For Chanté Adams, starring in a retelling of the 1992 baseball classic A League of Their Own was not the most obvious career move. The original film, starring Tom Hanks and Geena Davis, was, to put it mildly, very white. “I got the audition, and to be honest, I was a little hesitant at first,” Adams, who describes her career choices as “very intentional,” tells the Cut. “I remember not seeing women that look like me in the film,” she says, but her hesitancy was assuaged when she read the series’ script, which brings Black and LGBTQ characters to the forefront.
In the show, Adams plays Max Chapman, a young Black woman who dreams of playing in the major leagues. This character never appears in the original film, which mostly excludes Black women from the narrative as a reflection on the segregation of the 1940s period setting. But in this reimagining, Max is a lead character, her story running parallel to that of showrunner Abbi Jacobson’s Carson Shaw and the Rockford Peaches. It’s this new approach that got Adams to give the show another look. “What I’m passionate about, as an artist, is to be able to tell stories that we haven’t really heard before, especially when it comes to Black women.” Learning that her character is based on three women who played in the Negro Leagues at the time — Toni Stone, Mamie Johnson, and Connie Morgan — also didn’t hurt. “That’s what I love to do: make sure we are highlighting and telling the stories of our Black ancestors and bringing their journeys and their stories to the forefront.”

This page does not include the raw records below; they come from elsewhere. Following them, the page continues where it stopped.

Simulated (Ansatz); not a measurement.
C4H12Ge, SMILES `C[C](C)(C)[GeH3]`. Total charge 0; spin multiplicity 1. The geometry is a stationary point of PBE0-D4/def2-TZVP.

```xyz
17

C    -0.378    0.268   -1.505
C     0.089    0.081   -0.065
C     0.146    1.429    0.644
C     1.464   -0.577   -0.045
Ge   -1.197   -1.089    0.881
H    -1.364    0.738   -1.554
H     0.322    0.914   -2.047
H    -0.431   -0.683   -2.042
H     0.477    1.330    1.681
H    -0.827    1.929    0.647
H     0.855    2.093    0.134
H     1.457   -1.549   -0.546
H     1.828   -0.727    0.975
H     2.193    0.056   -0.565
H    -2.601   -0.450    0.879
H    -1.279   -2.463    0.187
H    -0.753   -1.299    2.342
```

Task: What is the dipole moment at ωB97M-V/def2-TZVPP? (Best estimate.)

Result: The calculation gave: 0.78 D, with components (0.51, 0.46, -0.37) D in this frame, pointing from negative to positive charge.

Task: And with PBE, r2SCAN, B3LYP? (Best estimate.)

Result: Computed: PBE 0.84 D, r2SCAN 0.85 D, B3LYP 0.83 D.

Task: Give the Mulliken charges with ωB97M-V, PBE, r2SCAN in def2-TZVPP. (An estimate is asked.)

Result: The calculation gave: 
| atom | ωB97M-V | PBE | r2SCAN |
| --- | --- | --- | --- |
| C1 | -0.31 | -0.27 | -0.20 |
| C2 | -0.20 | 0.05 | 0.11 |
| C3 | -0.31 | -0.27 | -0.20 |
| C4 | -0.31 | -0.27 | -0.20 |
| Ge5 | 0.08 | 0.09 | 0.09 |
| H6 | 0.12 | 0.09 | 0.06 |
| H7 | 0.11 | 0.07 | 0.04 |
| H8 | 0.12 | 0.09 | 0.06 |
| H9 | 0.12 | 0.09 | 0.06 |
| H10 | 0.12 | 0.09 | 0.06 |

Max has been a pitcher for her entire life. Had you ever pitched before taking on the role?
I’d never played baseball, but we had to fake-throw in the audition. I YouTubed “How to pitch a baseball” right before I went in. And I’m a dancer, so I know choreography. When I was practicing at home, I was throwing it like a football. But in the audition, I actually mimicked the YouTube video so well that they asked, “Wow, did you play baseball?” And I was like, “Yeah, of course!” I went into very intense pitching training in order to prepare for the role.
What was the training like?
When we started, only me, Abbi, and D’Arcy Carden were cast, so it was just us and Justine Siegal, our baseball coach. At this time, they still thought I could play baseball and asked us to play catch. Abbi and D’Arcy are going for it, and immediately the ball just hits me in the face. By the end of that day, Justine said, “We’re just going to work with stuffed animals with you for the first week. No baseballs. I want you to go home, and I want your friend to just throw stuffed animals at you. Your job is just to try to catch them.” So, that’s how baseball camp went. I eventually graduated to baseballs. Put that in the article — I don’t pitch stuffed animals anymore.
Max represents so many different identities audiences can relate to — she’s a Black queer woman playing a man’s sport. Was that daunting to play?
No, it wasn’t really daunting to take on. That’s what excites me about my career. Max is fighting a war on three different fronts. She’s Black, she’s queer, and she’s a woman. As an actor dealing with all of those struggles while in a white, male-dominated society, that’s also what I’m trying to do. Let’s dive in deep, let’s peel back the layers, let’s really get into it. Max allowed me to do that because she’s so beautifully complicated. She’s written in such a rich and juicy way. It was challenging for sure, but exciting.
There are so many ways Max could be written as a tragic character, but in the end, hers is a joyful journey —
And it was very purposeful and intentional to go about it that way. I think Black and queer people are often reduced to their trauma. That’s all people are looking for, especially in stories set during the 1940s. But it was important for us to highlight what it is to have Black joy, especially in this period, and to see all these different forms of Black love.
There’s a clear effort in the show to put the white women and the women of color on equal footing. To that end, did you have input regarding your character’s arc?
This was the most inclusive show I’ve ever worked on. I’ve never had producers call me and ask for my input on the character, or ask me about where I think the character should go. I’m not a writer, but they asked me to come into the writers’ room so that they could show me where they were with the character and ask for my input. If there was something that I didn’t like or something that I thought we could expand on more, they encouraged me to use my voice throughout the whole experience.
Was there anything you added to the character that you’re most proud of?
What I’m most proud of doesn’t revolve around my character; it actually revolves around my character’s father. In one of my initial meetings with the co-showrunners, Will Graham and Abbi, I brought up the fact that I had a queer uncle who was a Black gay man in the 1940s. He was my grandmother’s brother, and he was estranged from our family. We did not know him at all. I’d never met him. Because of the lifestyle that he lived — and he was an openly gay man — he moved to San Francisco, and he didn’t really have a lot of contact with the family. His name was Edgar, and as a way to honor him, they renamed Max’s father Edgar. And it was really special. It means a lot to my family that we get to honor his legacy in some way.